TL;DR: Extracting, Transforming, and Loading (ETL) or even better, especially in cloud-bases systems Extract, Load, and Transforming (ELT) data from a source to a target system requires technology. Historically for simple one-off data movements or transformations, batch/bash scripts line-by-line code sufficed, but as more complex initiatives requiring larger sets of resources to work together evolved, ETL/ELT management systems were introduced which often provided developers with a component-based GUI ETL/ELT solution requiring minimal or no need for hand-written code to produce a data pipeline. More recent compute advancements and cloud innovations have brought on a renaissance of once again using code to meet not only simple ETL/ELT and data pipeline processing needs but even more complex ones such as coding ingest for a Data Lake, building a Data Warehouse, providing sources for Data Science and repeatable Machine Learning models and data sets, etc.

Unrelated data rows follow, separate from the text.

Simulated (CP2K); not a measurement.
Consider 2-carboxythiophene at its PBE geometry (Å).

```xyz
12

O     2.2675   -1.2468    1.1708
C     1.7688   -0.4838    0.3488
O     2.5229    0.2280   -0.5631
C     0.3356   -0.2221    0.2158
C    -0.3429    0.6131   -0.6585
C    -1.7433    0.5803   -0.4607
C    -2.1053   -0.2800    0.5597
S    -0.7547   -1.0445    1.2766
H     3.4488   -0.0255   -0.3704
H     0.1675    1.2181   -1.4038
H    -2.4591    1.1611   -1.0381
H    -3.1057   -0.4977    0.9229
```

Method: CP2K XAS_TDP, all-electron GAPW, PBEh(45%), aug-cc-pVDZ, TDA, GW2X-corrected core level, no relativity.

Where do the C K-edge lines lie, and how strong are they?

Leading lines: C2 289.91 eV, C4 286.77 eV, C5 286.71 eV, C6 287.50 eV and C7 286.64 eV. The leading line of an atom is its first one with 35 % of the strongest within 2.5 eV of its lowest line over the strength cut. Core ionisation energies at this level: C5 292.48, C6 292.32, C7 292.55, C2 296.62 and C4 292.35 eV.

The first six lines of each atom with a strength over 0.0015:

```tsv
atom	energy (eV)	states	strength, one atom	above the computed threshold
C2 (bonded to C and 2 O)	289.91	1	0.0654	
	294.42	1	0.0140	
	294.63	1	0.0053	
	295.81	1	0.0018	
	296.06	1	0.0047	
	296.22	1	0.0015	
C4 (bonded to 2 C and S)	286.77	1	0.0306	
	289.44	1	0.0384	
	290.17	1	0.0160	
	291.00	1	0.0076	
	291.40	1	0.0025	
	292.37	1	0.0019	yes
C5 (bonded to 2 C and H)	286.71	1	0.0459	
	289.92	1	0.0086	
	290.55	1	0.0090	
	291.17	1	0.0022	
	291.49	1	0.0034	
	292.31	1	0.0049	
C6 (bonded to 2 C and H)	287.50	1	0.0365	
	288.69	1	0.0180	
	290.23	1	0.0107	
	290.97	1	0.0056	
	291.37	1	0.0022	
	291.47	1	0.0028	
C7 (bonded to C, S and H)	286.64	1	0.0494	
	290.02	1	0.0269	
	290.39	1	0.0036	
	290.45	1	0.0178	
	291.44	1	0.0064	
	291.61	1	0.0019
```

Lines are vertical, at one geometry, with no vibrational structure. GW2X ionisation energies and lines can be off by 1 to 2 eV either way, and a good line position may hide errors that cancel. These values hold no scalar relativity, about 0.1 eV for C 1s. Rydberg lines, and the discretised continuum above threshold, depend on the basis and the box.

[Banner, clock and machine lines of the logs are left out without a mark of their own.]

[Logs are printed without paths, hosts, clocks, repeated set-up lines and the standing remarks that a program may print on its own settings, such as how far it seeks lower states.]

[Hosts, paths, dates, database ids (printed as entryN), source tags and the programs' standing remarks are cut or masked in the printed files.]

Refresher: What is ETL/ELT?
It is the generally recognized method in which data is moved from one or more sources into one or more destination/target systems and/or formats. The concept has been around since the 1970’s, as is probably best known and most often use in Data Warehouse development.
Extracting the data from one or more heterogeneous (i.e: different kind) or homogeneous (i.e.: same kind) sources requires identifying the source(s), the timeliness and availability of the sources, and any relationships.
Transforming the data requires understanding any business rules, business logic, and the like in order to convert, cleans, or otherwise make sense of the extracted data. This can be a recursive effort or a direct one depending on complexity, so often a staging area is used in transforming the data, thus often the first step is extracting the data to a half-way point outside of the source system(s), but not yet at the final destination.
Loading the data once the data is transformed into the target system(s) can be sometimes be deceptive. Although it is should be simply placing data into a location, one has to account for data that may already exist in the target system(s) to avoid overwriting data for example that may not be replaceable, as well as other challenges. Speed can also be a factor for loading data, as well as performance for updating or inserting records. Typically at the end of the load process the ETL developers write logging logic to notify issues or completion of tasks.
Since all ETL requires some form of technology, and multiple technology solutions exist, it is often questioned what ETL solution to use to accomplish a single concerted goal. This is especially the case amongst multiple developers who are working towards that specific purpose and must interact with one another and one another’s code in a co-development landscape.
Why have ETL/ELT as Code (ETLaC or EaC)?
Whether you call it ETL, ELT, or a Data Pipeline, the concepts accomplish basically the same goal: to move data from one place to another while cleaning the data along the way. The argument is that a recipient of the data, perhaps a business analyst or a company executive, doesn’t care about the intricacies of how you got them the data, just as long as the data is correct!
ETL as Code now comes through many different vendor and open source flavors. Most follow a concept of a Direct Acyclic Graph (DAG) programming model. The DAG coding construct aims to ensure that developers creating a pipeline that flows data only in one direction. Though it can take many paths, all directions of the code flow are forward towards the target destination end of the pipeline.
Most new frameworks are based on the Python programming language. Conceptually the idea is that programming the ETL/ELT manually gives 100% flexibility to customize the pipeline logic and how the transformations and business logic is crafted – basically no boundaries. The DAG framework are basically guard rails to keep the code moving forward to create a pipeline. The DAG Framework also allows developers to agree on a solution for the ETL/ELT which is supported, or has documentation, so that the ETL/ELT as Code framework can be learned and common principles shared so that the solution produced by the developers can be maintained.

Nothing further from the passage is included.